More relevant to this post, though, 2019 was the year that Gearbox Software’s Borderlands 3 came out. This addition to the long-running series of “looter shooter” video games, despite generally good critical reviews, met with significant backlash from potential customers for two reasons: it used the controversial Denuvo DRM (which has since been removed), and it was being released on PC as an Epic Games Store exclusive.

Full disclosure: I don’t exactly have a high opinion of Epic as a company. I’ve purchased a total of one game from EGS using actual money, but I have grabbed as many of their free games as I could. Regardless, what was going on had nothing to do with EGS, but I felt obligated to point that out anyway because, well, gamers.

Of course, simply being on Epic Games Store and using Denuvo wasn’t enough. Borderlands 3 was a heavily anticipated entry in a rather popular series, which meant that for some reason people felt the need to come up with a better reason to not buy Borderlands 3 and/or shame people who did. And let’s be honest, people willing to make up complete nonsense to justify their own biases is not going to be hard to find on the cybertrons.

For example:

A screenshots of Discord posts that purport to explain how it uses a new form of Denuvo that is "basically a VM, in the sense of the JVM" and that "each time you compile the game it creates a new assembly language for the game, and a new JIT for it too".
This is what Gamers™ actually believe.

Now, most if not all of that screenshot was total nonsense and not even worth taking the time to debunk. However, there is one element of it that’s close enough to something that actually happened that I wanted to make it the focus of this Twitter post: the constant upload. Because there were circumstances in which Borderlands 3 was uploading stuff while people played. The first person to notice it, though, was doing so while streaming:

So, let’s look at this from the perspective of someone working in a SOC, because this actually makes a pretty decent case study. We have unexpected and possibly malicious network activity from newly installed software: is this actually a threat or is it expected behavior? Anyone who’s actually done SOC work knows that computers will do all sorts of weird stuff that isn’t actually malicious, and that you have to tune your SIEM detections accordingly. If you put a rule in place that watches for print spooler creation because of the PrintNightmare vulnerability, you’d want to make sure it wasn’t doing stuff like alerting on workstations because of the Print to PDF functionality in a fresh Adobe Acrobat installation. If you wanted to watch for unusual network activity from a Windows binary, you might catch stuff like msiexec.exe talking to a CDN to grab files for a software installation. Weird isn’t inherently malicious.

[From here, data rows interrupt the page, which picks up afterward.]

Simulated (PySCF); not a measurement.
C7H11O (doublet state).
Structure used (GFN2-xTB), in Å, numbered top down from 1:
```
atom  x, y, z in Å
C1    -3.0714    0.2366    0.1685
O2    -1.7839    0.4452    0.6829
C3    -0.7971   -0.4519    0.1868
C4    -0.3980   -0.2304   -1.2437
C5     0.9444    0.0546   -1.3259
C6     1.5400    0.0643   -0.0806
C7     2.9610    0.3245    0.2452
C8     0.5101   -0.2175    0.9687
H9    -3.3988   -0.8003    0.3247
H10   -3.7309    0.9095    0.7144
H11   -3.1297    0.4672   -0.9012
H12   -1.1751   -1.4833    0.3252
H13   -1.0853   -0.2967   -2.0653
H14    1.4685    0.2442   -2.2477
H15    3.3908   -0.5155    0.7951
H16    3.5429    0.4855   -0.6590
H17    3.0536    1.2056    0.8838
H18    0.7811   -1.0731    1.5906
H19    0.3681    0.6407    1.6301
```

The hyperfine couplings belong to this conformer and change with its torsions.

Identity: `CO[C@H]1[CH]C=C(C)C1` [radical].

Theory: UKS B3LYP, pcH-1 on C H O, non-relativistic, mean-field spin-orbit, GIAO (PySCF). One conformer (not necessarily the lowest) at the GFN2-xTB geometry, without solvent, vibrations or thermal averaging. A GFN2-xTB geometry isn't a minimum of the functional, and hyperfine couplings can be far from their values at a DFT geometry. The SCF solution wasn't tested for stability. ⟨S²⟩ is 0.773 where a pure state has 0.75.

The question, then, is how one checks to see if these are false positives or not? The obvious answer would be to look up the IP addresses in the screenshot and see if you can figure out what they’re connecting to. And while they’re not fully visible, several still have enough to get a CIDR block out of them. “47.32.118…” means you can look up 47.32.118.0/24 in ARIN and be confident that you’ll get the same result that you would if you had the full IPv4, for example. And if you do so, you find out that the entire 47.32.0.0/12 range is assigned to Charter: a customer ISP, not a datacenter or anything like that. Same goes for “98.28…” (98.28.0.0/16 is also Charter), “108-95-11…” (likely 108.95.0.0/16, which is owned by AT&T), “2601:18b:…” (2601:18b::/32 is owned by Comcast), and “d24-36-1…” (likely 24.36.0.0/16, which is owned by the Canadian ISP Cogeco).

Now, to be fair, not all of these are ISPs; the 18.213.0.0/16 block (which includes the “18.213.20…” present in that screenshot) is owned by Amazon, as is the 52.54.0.0/16 partial address we see at the very bottom of the screenshot. Still, the idea of a DRM mechanism being dependent on connections to residential ISPs would seem peculiar at best. Especially when a better explanation appears further down in the Twitter thread:

If those residential IPs appear only when Twitch integration is active, that would be a good sign that the Twitch integration is the cause. The question is, why? What sort of integration would require connections to residential IP addresses?

The answer, fortunately, is a simple Google search away. Punching “borderlands 3 Twitch integration” into the search box brings up this page on the official Borderlands website, explaining exactly what the ECHOcast Twitch extension does. While most of the features aren’t particularly relevant or wouldn’t need a connection to the streamer’s computer, one feature of the extension does stand out as the most likely cause: Streamer Profile. Basically, it allows you to pull up all sorts of deal about the character: stats, equipment and inventory, skill tree choices, and session-specific stats such as Time Played and Enemies Killed. Anyone wanting to view this information would need to grab it from the streamer’s copy of Borderlands 3, either directly or by grabbing a copy that had been sent to Gearbox or Twitch servers by the streamer’s copy. Apparently Gearbox opted for the former.

If this was in fact a SOC, this would be the point in the investigation where we could flag the behavior as benign and move on to the next SIEM alert. There’s no reason to assume Denuvo was the cause of all those connections when there’s a far more plausible explanation right there on Borderlands.com. And investigating unexpected behavior takes work; blaming someone who already has a bad reputation doesn’t. (And to be fair, that reputation isn’t completely unwarranted, even if some of the biggest problems were eventually fixed.)

Again, weird behavior isn’t automatically malicious behavior. Sometimes, it’s just weird. And sometimes it’s the computer doing exactly what you told it to do.